Tomgram: Orville Schell on Journalism under Siege in Baghdad
Back in September 2004, the Wall Street Journal's Farnaz Fassihi, then covering Iraq, wrote an email to friends that began: "Being a foreign correspondent in Baghdad these days is like being under virtual house arrest." A year and a half later, it's still a striking account to read, because the grim news she was delivering both as a reporter -- "One could argue that Iraq is already lost beyond salvation. For those of us on the ground it's hard to imagine what if anything could salvage it from its violent downward spiral…" -- and on the ways in which reporting was becoming so restrictive there would prove sadly prophetic. It was exactly the slice of reportorial reality that had somehow not made it into any of our normal mainstream media outlets, though it was -- and remains -- the daily experience ("being under virtual house arrest") of western reporters in Iraq. This wayward email, thanks to the pass-on phenomenon of the Web, became a "public document" and it was exactly what we should have been reading all along in our major newspapers but weren't.As the Houston Chronicle put it in an editorial, after the email burst into public view on-line and brought Fassihi's "objectivity" into question in a modest firestorm of comment and criticism: "Though the missive apparently does not contradict her reportage, it is blunt, bleak and opinionated in a way that mainstream coverage generally avoids." And that, it turned out, was, for many, a negative. Fassihi's WSJ editor, Paul Steiger, when queried by the New York Post, "supported" her with a classic defense of the status quo: "Ms. Fassihi's private opinions [as seen in the email] have in no way distorted her coverage, which has been a model of intelligent and courageous reporting, and scrupulous accuracy and fairness."
It's worth considering, though, why Fassihi had to write this to friends and not to her editor to be published for the rest of us. Why was this story relegated to the world of "private opinion" and evidently not fit for American readers? We have to assume, after all, that editors back in New York or Washington or Chicago or Los Angeles deal daily with the difficult dilemma of ensuring their reporters' safety and so would have found Fassihi's comments no surprise. But amid all the news that's fit to print, news that would make sense of Iraqi reportage clearly wasn't in September 2004.
At the time, journalistic critic Jay Rosen at his PressThink blog put the matter this way: "What makes the piece resonate (for some of us) is the simple question: why can't this be the journalism, this testifying e-mail? Why can't reporters on the ground occasionally speak to the ‘public' like this one occasionally spoke to her friends?"
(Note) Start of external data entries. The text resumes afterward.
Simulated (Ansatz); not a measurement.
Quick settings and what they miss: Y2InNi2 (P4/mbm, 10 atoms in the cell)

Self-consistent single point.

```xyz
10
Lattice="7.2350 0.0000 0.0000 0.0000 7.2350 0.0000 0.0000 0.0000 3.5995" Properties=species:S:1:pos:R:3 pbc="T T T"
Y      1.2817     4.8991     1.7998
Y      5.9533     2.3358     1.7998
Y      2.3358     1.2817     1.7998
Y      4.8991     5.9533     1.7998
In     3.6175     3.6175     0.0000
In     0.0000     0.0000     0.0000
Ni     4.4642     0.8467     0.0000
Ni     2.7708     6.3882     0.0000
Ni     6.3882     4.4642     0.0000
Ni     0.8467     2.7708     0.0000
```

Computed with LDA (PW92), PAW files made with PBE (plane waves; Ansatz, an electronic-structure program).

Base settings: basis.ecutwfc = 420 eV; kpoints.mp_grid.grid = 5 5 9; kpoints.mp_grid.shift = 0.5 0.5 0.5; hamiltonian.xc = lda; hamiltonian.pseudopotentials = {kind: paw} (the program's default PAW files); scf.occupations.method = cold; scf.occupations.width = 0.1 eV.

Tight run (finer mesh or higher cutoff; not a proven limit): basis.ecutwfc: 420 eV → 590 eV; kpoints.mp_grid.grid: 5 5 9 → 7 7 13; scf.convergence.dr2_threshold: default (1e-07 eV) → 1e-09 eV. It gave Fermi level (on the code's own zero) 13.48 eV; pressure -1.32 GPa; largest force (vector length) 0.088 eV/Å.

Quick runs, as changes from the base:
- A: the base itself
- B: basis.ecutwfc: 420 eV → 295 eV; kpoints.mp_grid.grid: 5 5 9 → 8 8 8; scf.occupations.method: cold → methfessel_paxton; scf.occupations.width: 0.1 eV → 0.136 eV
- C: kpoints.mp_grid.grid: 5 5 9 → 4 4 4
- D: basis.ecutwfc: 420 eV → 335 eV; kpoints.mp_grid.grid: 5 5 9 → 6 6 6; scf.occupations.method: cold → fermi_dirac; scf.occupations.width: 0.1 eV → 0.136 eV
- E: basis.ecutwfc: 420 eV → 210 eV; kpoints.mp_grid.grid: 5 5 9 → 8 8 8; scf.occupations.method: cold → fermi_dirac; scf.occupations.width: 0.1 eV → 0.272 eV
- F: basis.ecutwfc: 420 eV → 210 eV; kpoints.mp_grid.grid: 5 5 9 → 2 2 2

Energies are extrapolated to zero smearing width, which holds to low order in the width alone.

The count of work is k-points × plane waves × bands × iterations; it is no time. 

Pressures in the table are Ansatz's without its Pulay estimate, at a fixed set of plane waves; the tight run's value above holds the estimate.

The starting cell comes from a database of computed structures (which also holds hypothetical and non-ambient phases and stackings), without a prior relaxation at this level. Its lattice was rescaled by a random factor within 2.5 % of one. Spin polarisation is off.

In England what has become known as "hotel journalism" has been argued about bluntly and at length in the press. In the United States, however, the situation remains -- with a few honorable exceptions, including Under the Gun, Fassihi's recent, sad goodbye to all that (she's been reassigned to Lebanon) -- largely unchanged. TV journalists still get up nightly on those picturesque Baghdad balconies never saying that they weren't the ones who went out that day to get the information they may be "reporting"; the most basic conditions under which reporters work in Iraq -- now far worse than when Fassihi wrote her email -- are seldom alluded to in news accounts, nor is there much sense that most of Iraq remains largely beyond our view. It's true that news junkies here have gained a sense of what reporting conditions in Iraq for westerners are really like, but most Americans probably have no idea. How could they, given the lack of coverage?
That's why the following report by Orville Schell, dean of the Graduate School of Journalism at the University of California, Berkeley (where I teach every spring), is so valuable. Appearing in the April 6 issue of the New York Review of Books, and available here thanks to the kindness of that magazine's editors, it offers a vivid, rolling, roiling description of journalistic life, such as it is, in Baghdad today. Its length -- and it is long --is meant to make up for everything that is so seldom published on the subject. Guarantee: You won't think about those daily reports from Iraq quite the same way again. Tom
Baghdad: The Besieged Press
By Orville Schell
Click here to read more of this dispatch.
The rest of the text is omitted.